They played in the variable elements at the Old Met, slogging through mud and swatting mosquitos and building legends on the Bloomington prairie. They were great players and yet fell short of a world championship, and their legacies might not be what they would have been had they won it all.
That applies to the great Twins teams of the '60s and '70s, as well as the old Vikings.
Bert Blyleven, entering the Hall of Fame at the advanced age of 60, will represent more than his body of work when he enters the Hall of Fame on Sunday. He will represent ghosts and friends, the injured and the ailing, the legacies of a foregone era.

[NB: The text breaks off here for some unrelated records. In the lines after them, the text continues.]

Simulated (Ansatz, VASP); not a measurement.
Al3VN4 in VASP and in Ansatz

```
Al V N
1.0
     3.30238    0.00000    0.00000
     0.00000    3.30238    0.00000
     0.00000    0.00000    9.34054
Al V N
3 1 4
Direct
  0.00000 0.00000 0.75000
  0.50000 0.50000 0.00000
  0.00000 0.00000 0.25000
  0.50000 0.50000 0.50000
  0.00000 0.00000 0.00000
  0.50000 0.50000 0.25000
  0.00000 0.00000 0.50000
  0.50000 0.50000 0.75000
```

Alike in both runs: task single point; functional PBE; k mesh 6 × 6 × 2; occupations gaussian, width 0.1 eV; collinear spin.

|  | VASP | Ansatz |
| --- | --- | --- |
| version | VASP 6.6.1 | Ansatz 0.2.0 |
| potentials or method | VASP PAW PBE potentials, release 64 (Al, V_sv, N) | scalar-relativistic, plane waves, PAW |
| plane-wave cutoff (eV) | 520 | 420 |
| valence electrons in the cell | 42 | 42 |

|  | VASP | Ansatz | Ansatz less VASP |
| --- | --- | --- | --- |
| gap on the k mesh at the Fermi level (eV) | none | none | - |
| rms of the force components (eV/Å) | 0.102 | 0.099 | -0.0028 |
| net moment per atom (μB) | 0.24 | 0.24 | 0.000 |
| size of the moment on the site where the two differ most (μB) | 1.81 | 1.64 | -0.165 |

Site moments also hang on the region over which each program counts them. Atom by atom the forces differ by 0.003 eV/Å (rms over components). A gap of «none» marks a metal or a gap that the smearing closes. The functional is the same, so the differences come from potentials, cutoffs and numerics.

"I look at the guys in the Twins Hall of Fame, and I played with all of them," Blyleven said. "That's pretty special."
Blyleven chafed during the years he fell short of the Hall of Fame in the voting by the Baseball Writers Association of America. He got in, though, and he could be the last Twin who played at Metropolitan Stadium to make it to Cooperstown.
Those who watched and played with them say Tony Oliva and Jim Kaat should be in the Hall, joining Harmon Killebrew, Rod Carew and now Blyleven.
"It is a great thing, that Bert Blyleven is finally going into the Hall of Fame," Oliva said. "I think it should have happened sooner."
Before he played alongside Kirby Puckett and Kent Hrbek and won a World Series, Blyleven spent his formative baseball years playing alongside Killebrew and Oliva, in a modest stadium in a small market for a team that never publicized its talent with a World Series parade.